The Democratic challenger for governor released new details of his education plan this week that would eliminate all high-stakes testing, move Oklahoma to an assessment aligned with Common Core standards and potentially place the state back under strict No Child Left Behind regulations.

Joe Dorman, who is looking to unseat Republican incumbent Mary Fallin, called for eliminating the third-grade reading retention and end-of-instruction tests that high school students take to graduate. He also called for assessing high school students by giving them the ACT, which he hopes would encourage more students to apply to college.

Dorman, who has criticized Fallin for flip-flopping on her support of Common Core State Standards, downplayed the significance of the ACT aligning with those same standards.

Dorman voted for a bill earlier this year that repealed Common Core in Oklahoma. He  said being aligned with the Common Core is not the same as being a Common Core test.

“Even though ACT is Common Core-aligned at the national level, it’s still recognized as an entrance exam at (Oklahoma) universities,” he said. “This encourages more kids to apply to college, especially if they score well.”

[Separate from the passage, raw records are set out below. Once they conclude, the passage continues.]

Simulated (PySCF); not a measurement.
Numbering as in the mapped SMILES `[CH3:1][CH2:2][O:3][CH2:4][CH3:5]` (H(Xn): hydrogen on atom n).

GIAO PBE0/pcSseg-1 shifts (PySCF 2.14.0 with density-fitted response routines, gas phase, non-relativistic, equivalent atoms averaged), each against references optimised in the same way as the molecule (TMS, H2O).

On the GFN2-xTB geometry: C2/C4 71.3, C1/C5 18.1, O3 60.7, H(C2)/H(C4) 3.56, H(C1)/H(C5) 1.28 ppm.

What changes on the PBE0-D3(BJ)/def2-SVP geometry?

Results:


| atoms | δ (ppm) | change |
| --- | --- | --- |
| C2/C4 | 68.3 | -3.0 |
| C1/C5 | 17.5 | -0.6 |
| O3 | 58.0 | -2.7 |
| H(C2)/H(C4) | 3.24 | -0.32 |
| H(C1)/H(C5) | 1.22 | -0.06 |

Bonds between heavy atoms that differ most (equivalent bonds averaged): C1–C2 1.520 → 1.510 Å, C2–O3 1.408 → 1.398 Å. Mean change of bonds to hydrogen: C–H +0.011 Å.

At least two states, Wisconsin and Alabama, currently use ACT for assessments. Both states though use an alternative ACT test for elementary and middle school assessments than the traditional test used to apply to college.

Under Dorman’s plan, test scores would not be used to determine if a student graduates.

“I don’t see ACT as a high-stakes test because I do not want it to be a judgment on pass or fail on the end result,” he said. “I still think schools should have the ultimate determination.”

Schools would also have the ultimate determination in whether a third grader struggling to read is held back, under Dorman’s proposal. The Legislature passed a bill this past session giving a one-year extension to the mandatory retention of students who fail the state’s reading test, unless they qualify for an exemption.

The extension allows a parent and team of teachers and administrators to determine if a student has shown enough proficiency to advance.

Alex Weintz, a spokesman for Fallin’s re-election campaign, criticized Dorman’s plan.

“Joe Dorman says on one day he supports local control and locally designed tests; now he wants to use a national testing company for evaluations in every Oklahoma school,” he said in an email. “He has been so inconsistent on this issue that it is hard to take his policy ideas seriously or know which ones to respond to.”

Dorman said his proposal would save the state money since the ACT is cheaper than current end-of-instruction tests, although he didn’t know the amount. All assessments at lower grades would also be axed, leaving more money for classroom support.

Oklahoma spent $7.3 million on high school testing and $8.9 million testing grades three through eight this past school year, according to the state Department of Education.

The proposal would also find a replacement for CTB/McGraw Hill, which has struggled with testing outages for two consecutive years in Oklahoma.

If schools were placed under No Child Left Behind again, it would create a new headache. The state currently has a waiver from the law.

Phil Bacharach, a spokesman for the Oklahoma State Department of Education ,said the U.S. Department of Education requires that states assess students on how well they meet academic standards.

Testing is one of the requirements for a waiver.

“While the ACT covers a sampling of standards, we would have to supplement with a number of assessments,” Bacharach said. “Which ones would remain to be seen, but the (Common Core-)aligned ACT would certainly gum up that issue.”

Dorman said he would be willing to work with state and federal officials to make sure the ACT would work, even if it meant supplementing it with additional assessments.

States that do not have an NCLB waiver must show that 100 percent of their students are proficient in all subjects. Most Oklahoma schools would fail to meet that benchmark.

Schools with even one failing student would have to set aside 20 percent of their federal Title I funding for high-poverty schools. That money would have to be used for transportation and tutoring programs, and could lead to layoffs.

The money is generally used to fund reading programs and hire teachers who work with students in low-income schools.

About $27 million would be at stake in Oklahoma.

The state’s waiver could already be in jeopardy with the repeal of Common Core. Another NCLB requirement calls for the implementation of academic standards that are considered college and career ready.

The Oklahoma State Regents for Higher Education is determining whether the state’s old academic standards meet that threshold while new standards are drafted.